O’Dessa streams on Hulu beginning Thursday, March 20. This review is based on a screening at the 2025 SXSW Film and Television Festival.

What happens when you mix Streets of Fire and O Brother, Where Art Thou? with the look and vibes of Far Cry 3: Blood Dragon? You get a bold, vibrant, catchy, romantic cyberpunk rock opera with memorable performances and rocking musical numbers seemingly destined for infinite fan edits once it drops on Hulu. One of the best scenes in all of Stranger Things involves Sadie Sink and a great song, but that doesn’t prepare you for just how great her singing voice is in O’Dessa. Director Geremy Jasper tasks Sink with carrying his follow-up to 2017’s Patti Cake$ – and fortunately, she (and the considerable shoulder pads of her retro-cool wardrobe) are more than up for it.

Sink plays O’Dessa’s title character with a stoicism that hides raw vulnerability: She’s a girl who acts tough, moves and dresses like Elvis, and sings like Hank Williams. In her mother’s words, she’s a “dirt farmer,” and the last in a long line of “ramblers” – troubadours who once traveled around a now-ravaged landscape lifting spirits and providing hope through song. All O’Dessa wants is to fulfill her dreams of going to the dystopian metropolis of Satylite City to experience all its chaos and grandeur, accompanied only by Willa, a legendary guitar made from a tree that was struck by lightning.

It’s a story that’s powered by an alluring grab bag of mythology: What initially appears to be a grimy Americana take on Homer’s Odyssey – with its long shots of countryside, train-hopping, and colorful side characters – quickly gives way to a cyberpunk retelling of Orpheus and Eurydice once O’Dessa reaches Satylite City and meets the beautiful dancer Euri Dervish (an electrifying Kelvin Harrison Jr.). Sink and Harrison have ample chemistry, and they truly sell this doomed romance drenched in neon and set in opposition to the dictatorial rule of a TV host named Plutonovich (Murray Bartlett).

Read what you will into Jasper creating a villain who’s a media-savvy tyrant running a high-stakes televised talent show, but any commentary in his script is less overt than this implied Trump analogy. The filmmaker prefers to make O’Dessa’s most powerful statements with its dazzling visuals and loaded costume choices. The central romance is one big middle finger to gender norms, with Sink playing humanity’s prophesied savior as an androgynous pop star with slicked-back hair and white tuxedo, opposite Harrison as her tender, graceful, gown-wearing lover.

There’s gusto in the songs, too, a soundtrack of 16 original numbers by Jasper and co-writer Jason Binnick that map O’Dessa’s journey onto the evolution of American popular music. Bluesy ballads with personal lyrics eventually give way to rockabilly and even acid-rock psychedelia. Sink finally gets to show off her Broadway-honed pipes on screen; it’s a shame it took this long for her to find this kind of role, because her vocals are simply enchanting. At a time when studios are still making musicals but appear hesitant to sell them as such (who puts together a trailer for Wicked with barely any footage of Cynthia Erivo and Ariana Grande singing?), here’s one that boldly proclaims what it is, with little time to rest in between music numbers. It joyfully goes from one song to the next, with the music keeping the story aloft.
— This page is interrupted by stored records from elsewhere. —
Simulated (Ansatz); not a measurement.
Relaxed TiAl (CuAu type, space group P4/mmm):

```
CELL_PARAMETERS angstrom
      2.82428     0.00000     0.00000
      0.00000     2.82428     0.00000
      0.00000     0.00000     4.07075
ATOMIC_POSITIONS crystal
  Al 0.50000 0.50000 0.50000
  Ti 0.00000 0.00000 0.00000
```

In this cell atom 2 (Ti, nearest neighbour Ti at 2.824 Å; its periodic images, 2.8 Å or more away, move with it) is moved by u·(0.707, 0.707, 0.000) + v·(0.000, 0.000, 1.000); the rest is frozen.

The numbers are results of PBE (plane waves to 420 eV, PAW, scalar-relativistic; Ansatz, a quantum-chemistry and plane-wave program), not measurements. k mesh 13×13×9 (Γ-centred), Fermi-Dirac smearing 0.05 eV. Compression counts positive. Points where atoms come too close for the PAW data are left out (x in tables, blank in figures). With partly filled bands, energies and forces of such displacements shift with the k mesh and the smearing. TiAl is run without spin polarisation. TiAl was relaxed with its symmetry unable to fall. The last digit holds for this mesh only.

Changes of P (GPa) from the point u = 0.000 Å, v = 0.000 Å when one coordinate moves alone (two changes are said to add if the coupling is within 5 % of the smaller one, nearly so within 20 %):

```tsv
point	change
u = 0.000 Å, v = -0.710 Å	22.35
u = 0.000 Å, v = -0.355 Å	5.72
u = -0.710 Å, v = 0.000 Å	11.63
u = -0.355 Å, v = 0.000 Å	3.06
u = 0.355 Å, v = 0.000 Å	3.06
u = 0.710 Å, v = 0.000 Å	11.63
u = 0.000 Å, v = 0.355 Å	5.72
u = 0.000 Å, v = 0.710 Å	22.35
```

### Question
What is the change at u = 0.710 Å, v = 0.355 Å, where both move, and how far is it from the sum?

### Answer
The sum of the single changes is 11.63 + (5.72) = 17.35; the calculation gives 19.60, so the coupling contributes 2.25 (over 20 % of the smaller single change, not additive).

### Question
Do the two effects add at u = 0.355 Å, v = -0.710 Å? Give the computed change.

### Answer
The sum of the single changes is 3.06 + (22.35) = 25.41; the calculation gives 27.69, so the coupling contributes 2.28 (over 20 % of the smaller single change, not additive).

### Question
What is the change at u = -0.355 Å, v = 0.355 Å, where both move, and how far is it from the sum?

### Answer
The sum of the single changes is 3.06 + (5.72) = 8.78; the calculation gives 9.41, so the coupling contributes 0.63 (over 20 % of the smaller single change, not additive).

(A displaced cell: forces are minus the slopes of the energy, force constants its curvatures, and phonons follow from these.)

Accompanying the catchy tunes is a strong visual aesthetic that makes O’Dessa stand out in a sea of indistinguishable cyberpunk stories. A sense of naturalism in the early scenes mingles with the look of a lost video-store favorite from the 1980s in Satylite City. There’s an environmental message in there, too, via the constant sight of oil pipelines in the countryside and the iridescent look of the oil that powers Plutonovich’s empire.